That Frankenstein should so long have outlived its creator is testament to the strange potency of Mary Shelley’s original novel. The skeleton of its myth is able to bear the weight of any number of interpretations, shifting with the spirit of its times, from the neural research of Galvani to the neural networks of Artificial Intelligence. Time and again, her creation is stitched together anew in the image of the day.

Imitating the dog‘s production, currently at Leeds Playhouse before touring further afield, brings her story closer to home, playing it out in parallel with the lives of a young couple played by Georgia-Mae Myers and Nedum Okonyia who are confronted with a positive pregnancy test and then wrestle with the consequent responsibilities.

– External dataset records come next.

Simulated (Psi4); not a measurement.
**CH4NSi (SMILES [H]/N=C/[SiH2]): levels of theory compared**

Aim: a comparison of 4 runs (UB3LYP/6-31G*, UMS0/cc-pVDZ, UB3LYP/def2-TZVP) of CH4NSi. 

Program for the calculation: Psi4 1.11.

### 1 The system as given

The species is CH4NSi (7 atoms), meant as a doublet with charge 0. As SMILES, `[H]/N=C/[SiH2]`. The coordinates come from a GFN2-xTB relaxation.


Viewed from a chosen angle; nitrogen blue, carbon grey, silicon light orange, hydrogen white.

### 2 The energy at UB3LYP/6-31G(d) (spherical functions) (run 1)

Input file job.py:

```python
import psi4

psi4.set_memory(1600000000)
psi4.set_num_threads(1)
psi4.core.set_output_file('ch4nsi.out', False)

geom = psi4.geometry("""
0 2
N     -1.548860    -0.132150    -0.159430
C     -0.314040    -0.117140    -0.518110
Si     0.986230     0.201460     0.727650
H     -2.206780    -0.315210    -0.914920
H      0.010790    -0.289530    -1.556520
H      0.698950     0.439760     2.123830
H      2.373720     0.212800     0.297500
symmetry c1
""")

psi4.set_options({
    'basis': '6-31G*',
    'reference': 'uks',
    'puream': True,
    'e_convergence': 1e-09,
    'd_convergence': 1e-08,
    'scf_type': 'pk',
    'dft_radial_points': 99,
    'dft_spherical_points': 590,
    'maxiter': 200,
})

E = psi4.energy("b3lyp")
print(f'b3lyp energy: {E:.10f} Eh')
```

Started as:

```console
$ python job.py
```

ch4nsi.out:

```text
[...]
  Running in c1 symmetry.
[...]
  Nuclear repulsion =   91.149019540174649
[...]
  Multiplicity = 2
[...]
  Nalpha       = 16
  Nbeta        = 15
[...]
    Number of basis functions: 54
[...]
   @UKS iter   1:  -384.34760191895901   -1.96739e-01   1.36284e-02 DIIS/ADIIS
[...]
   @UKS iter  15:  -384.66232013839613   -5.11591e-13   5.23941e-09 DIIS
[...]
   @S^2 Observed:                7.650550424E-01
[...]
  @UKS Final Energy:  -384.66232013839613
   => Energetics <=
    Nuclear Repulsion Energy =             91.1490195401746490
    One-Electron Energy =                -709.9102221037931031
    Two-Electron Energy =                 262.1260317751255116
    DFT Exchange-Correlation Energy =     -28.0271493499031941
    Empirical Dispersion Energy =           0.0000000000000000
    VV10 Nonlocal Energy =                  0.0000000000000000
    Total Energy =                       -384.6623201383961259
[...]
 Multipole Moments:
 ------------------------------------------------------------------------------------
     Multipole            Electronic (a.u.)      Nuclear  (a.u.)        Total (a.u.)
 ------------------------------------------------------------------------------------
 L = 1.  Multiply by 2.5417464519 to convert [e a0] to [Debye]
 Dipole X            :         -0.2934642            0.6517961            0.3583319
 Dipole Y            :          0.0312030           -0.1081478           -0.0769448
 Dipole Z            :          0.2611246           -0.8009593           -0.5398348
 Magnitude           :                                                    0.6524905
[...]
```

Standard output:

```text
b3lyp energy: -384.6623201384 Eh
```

Framed within the anachronistic analogue grey of Hayley Grindle’s set design, they share a peculiarly claustrophobic confinement, the text received in the form of a radio play, first pervading their lives then forming a counterpoint with their circumstances. Somehow, it always appears to be winter in the outside world, a near-continual blizzard of white noise crackles across the walls of their flat, a counterpart to the background thrum of a generator, punctuated when perspectives change by the static of medium wave radio being abruptly retuned.

Beneath the foreground of the new life coming between them, there is the tacit question of what it is that might be maintaining their isolation, in a sixth floor apartment in an unnamed conurbation. From their window they look down on an almost Chekhovian stranger, regarding him as though he was an extrusion from the novel, Frankenstein’s neglected creation displaced in space and time.

Photo by Ed Waring

Between them, the couple dance around a host of themes; perinatal mental health, the breakdown of the social contract, even the end of the world. However, for all that a particular conjunction when their bodies come together to suggest Frankenstein’s creation is visually arresting, the meaning of their choreography, beyond the push and pull of intimacy, is not always clear. Sometimes, moreover, it seems as though every surface is a screen. While the image of a heart beating in a bell jar beautifully evokes the melancholy eeriness of James Whale’s singular film adaptations, occasionally this works against the drama, the jostle of information akin to a computer desktop in which multiple tabs are open, crowding out what’s essential.

The production is most obviously in its element when reanimating Shelley’s novel, a challenge to which both the principles rise, doubling as its protagonists, each in turn incarnating the misery of the abandoned creation, traumatised by fearful neglect, declaiming, “Remember that I am thy creature. Misery has made me a fiend.”

By contrast, the less fantastical concerns of the present-day couple can seem less persuasive, almost as though it’s they who are the radio play, and the tragedy of Frankenstein’s creation the reality that they distantly mirror. Ironically, it is they who fail to fully come to life. Perhaps this is because the couple themselves seem less fully realised than Shelley’s vivid creations. Devoid of background or context, not even afforded names, they revert occasionally to types. With little to define them, their predicament can resist empathy, the mystery of their isolation reduced to allegory.

Their eventual resolution is in their untethering from the 19th century novel in which they have been bound, like a ship held fast by ice but, once their dance has ended and the screens have held their peace, it is the potency of Shelley’s tragedy that remains lodged in the heart. Like Tesla’s Wardenclyffe Tower, imitating the dog’s adaptation transmits the current of her brainchild from her time to ours, its effects undimmed by age.

To quote the scientist, from the 1931 film, “It’s alive!”